Skip to content

Multi-Modal Representation Learning via Semi-Supervised Rate Reduction for Generalized Category Discovery

Conference: CVPR2026
arXiv: 2602.19910
Code: To be confirmed
Area: Multi-modal VLM
Keywords: Generalized Category Discovery, Multi-modal Representation Learning, Semi-Supervised Rate Reduction, Intra-modal Alignment, CLIP

TL;DR

Ours proposes the SSR²-GCD framework, which learns structured representations with balanced intra-modal compression via a Semi-Supervised Rate Reduction loss. Combined with a Retrieval-based Text Aggregation strategy to enhance cross-modal knowledge transfer, it outperforms existing multi-modal GCD methods across 8 datasets.

Background & Motivation

  1. Practical Demands of Generalized Category Discovery (GCD): Real-world data contains both known and unknown categories. GCD aims to leverage knowledge from known categories to discover unknown ones, serving as a natural extension of open-set recognition.
  2. Rise of Multi-modal Methods: Recently, methods like CLIP-GCD, TextGCD, and GET have introduced textual information into visual GCD tasks, improving performance through cross-modal alignment.
  3. Limitations of Inter-modal Alignment: Existing multi-modal GCD methods focus primarily on inter-modal alignment while neglecting the structural issues within intra-modal representation distributions.
  4. Imbalanced Compression Issue: Traditional contrastive learning loss \(\mathcal{L}_{\text{con}}\), composed of an unsupervised term (pulling all augmented pairs) and a supervised term (pulling only labeled data of known categories), leads to over-compression of known categories and under-compression of unknown categories, resulting in blurred cluster boundaries.
  5. CLIP Long Text Limitations: CLIP performs poorly when encoding long text prompts exceeding 20 tokens; traditional concatenated prompt construction is sub-optimal.
  6. Inter-modal Alignment May Be Harmful: Simply stacking inter-modal alignment loss with intra-modal loss may inadvertently disrupt the learning of intra-modal representations.

Method

Overall Architecture

SSR²-GCD addresses the "over-compression of seen classes and under-compression of unseen classes" representation imbalance in multi-modal GCD. The pipeline starts with Retrieval-based Text Aggregation (RTA) to generate a robust textual representation for each image. Image and text representations are then processed via a Semi-Supervised Rate Reduction (SSR²) loss for representation learning. Finally, a dual-branch classifier learns pseudo-labels from both modalities with mutual supervision.

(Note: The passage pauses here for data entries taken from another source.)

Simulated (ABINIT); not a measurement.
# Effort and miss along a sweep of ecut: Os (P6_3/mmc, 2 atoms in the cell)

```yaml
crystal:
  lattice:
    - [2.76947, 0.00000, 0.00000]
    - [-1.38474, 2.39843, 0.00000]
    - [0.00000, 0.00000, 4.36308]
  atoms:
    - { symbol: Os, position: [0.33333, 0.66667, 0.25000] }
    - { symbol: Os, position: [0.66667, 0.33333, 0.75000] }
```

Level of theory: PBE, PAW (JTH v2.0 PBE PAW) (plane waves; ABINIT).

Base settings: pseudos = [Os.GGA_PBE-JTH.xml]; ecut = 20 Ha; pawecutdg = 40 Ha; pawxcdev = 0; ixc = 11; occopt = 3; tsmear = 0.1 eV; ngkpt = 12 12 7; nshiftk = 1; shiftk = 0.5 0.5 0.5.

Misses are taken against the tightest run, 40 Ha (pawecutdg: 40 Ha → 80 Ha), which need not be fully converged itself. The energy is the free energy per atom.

%%{init: {'flowchart': {'rankSpacing': 24, 'nodeSpacing': 28, 'padding': 6, 'wrappingWidth': 400, 'subGraphTitleMargin': {'top': 8, 'bottom': 16}}}}%%
flowchart TD
    IMG["Query Image"]
    IMG --> IE["Image Encoder<br/>→ Image Repr."]
    subgraph RTA["Retrieval-based Text Aggregation (RTA)"]
        direction TB
        R1["Retrieve top-c label + attribute candidates"] --> R2["Encode candidates via CLIP text encoder"]
        R2 --> R3["Weighted aggregation by similarity<br/>→ Text Repr."]
    end
    IMG --> RTA
    IE --> SSR["Semi-Supervised Rate Reduction (SSR²)<br/>Global Expansion + Intra-class Uniform Compression"]
    RTA --> SSR
    SSR --> DUAL["Dual-branch Clustering<br/>co-teaching mutual pseudo-label supervision"]
    DUAL -->|"Sum outputs and take argmax"| OUT["Category Prediction"]

Key Designs

1. Retrieval-based Text Aggregation (RTA): Bypassing CLIP long-text bottlenecks via weighted aggregation in embedding space

CLIP encodes long prompts (over 20 tokens) poorly, making concatenated prompts sub-optimal. RTA adopts the label and attribute dictionaries from TextGCD to retrieve the \(c\) most similar label and attribute candidates for each query image. Instead of concatenating them into a single string, they are encoded separately and then aggregated via weighting:

\[\boldsymbol{z}^{\text{T}} = \sum_{i=1}^{c} \sigma_i \mathcal{F}^{\text{T}}(\mathcal{T}(a_i)) + \sum_{i=1}^{c} \sigma_i \mathcal{F}^{\text{T}}(\mathcal{T}(b_i))\]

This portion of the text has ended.